Director's Comments on Mt. Laurel

David D. Troutt

01 February 2017

Fair housing under the Mt. Laurel doctrine is resurrected in New Jersey.

On January 18th, days before the inauguration of President Donald Trump would unsettle expectations of HUD’s role in supporting federal fair housing, the New Jersey Supreme Court affirmed the vitality of the state’s own constitutional requirement that all municipalities provide their “fair share” of the regional need for affordable housing.  That constitutional requirement had been dead for 18 years, thanks to recalcitrance by the governor and the state regulatory body—the Council on Affordable Housing (COAH)—to decide rules for calculating each town’s housing obligations. 

It turns out the obligation was merely comatose, not dead, revived by last week’s decision.  There, the Supreme Court agreed with appellant Fair Share Housing Center’s arguments that the period of dormancy from 1999 to the present must be counted.  Numerous municipalities had sued for a court order (declaratory judgment) excluding that period from consideration, seeking to count only unmet housing need during the last calculation, present need and prospective housing need.  Fair Share Housing Centre argued that “pent-up” housing need during the 17 years in which the government failed to enforce the statutory obligations on towns could not be ignored.  The Supreme Court agreed.  Still remaining is the precise method for calculating that pent-up need.  Look for periodic data briefs in the coming months in which CLiME documents some of the critical housing-related changes that have hit New Jersey since 1999.

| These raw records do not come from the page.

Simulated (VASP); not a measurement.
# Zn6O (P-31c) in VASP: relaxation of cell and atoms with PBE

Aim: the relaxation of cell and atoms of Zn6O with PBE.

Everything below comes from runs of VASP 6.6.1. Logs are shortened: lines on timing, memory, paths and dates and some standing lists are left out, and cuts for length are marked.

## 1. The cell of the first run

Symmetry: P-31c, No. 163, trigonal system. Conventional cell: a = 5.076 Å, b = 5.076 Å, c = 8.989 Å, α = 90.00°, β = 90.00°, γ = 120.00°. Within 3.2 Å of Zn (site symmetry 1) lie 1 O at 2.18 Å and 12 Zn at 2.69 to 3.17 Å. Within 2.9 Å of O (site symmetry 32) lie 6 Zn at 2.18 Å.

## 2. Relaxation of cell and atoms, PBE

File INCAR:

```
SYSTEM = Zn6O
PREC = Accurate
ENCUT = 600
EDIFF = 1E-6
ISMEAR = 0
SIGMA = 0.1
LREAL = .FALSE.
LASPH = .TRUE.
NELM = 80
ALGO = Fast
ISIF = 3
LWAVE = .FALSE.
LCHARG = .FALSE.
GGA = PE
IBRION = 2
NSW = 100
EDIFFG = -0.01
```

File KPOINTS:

The latest Mt. Laurel decision is a victory for metropolitan equity of the highest order.  New Jersey is the third most racially segregated state in the nation, and economic segregation—at which the Mt. Laurel doctrine is aimed—closely tracks racial stratification.  The generation lost to government housing neglect included dynamic changes in immigration, a still-unresolved foreclosure crisis, widening wealth inequality, population growth, economic restructuring and, of course, the Great Recession.  Ignoring its effects on the regional need for fair housing was an appalling abdication of governmental and constitutional responsibility for the thousands of New Jersey households struggling with residential instability, a lack of housing choice and the resulting consequences for individual opportunity and mobility.  With the obligation restored, advocates have regained a tool—and municipalities have regained an incentive—to bring about greater regional balance and the collective economic benefits that flow from it.

The work is not over.  Cases will return to court.  The Mt. Laurel doctrine will remain an abstract puzzle of mathematical formulations, understood only through sophisticated expert analyses seemingly disconnected from the lives of people whose life chances are potentially bettered by wider, fairer housing choice.  Integrated living, a benefit many Americans have abandoned, is still a ways off.  But it got an important step closer to resurrection with last week’s New Jersey Supreme Court decision. 

Even amid dramatic national change, a lot about life is still local.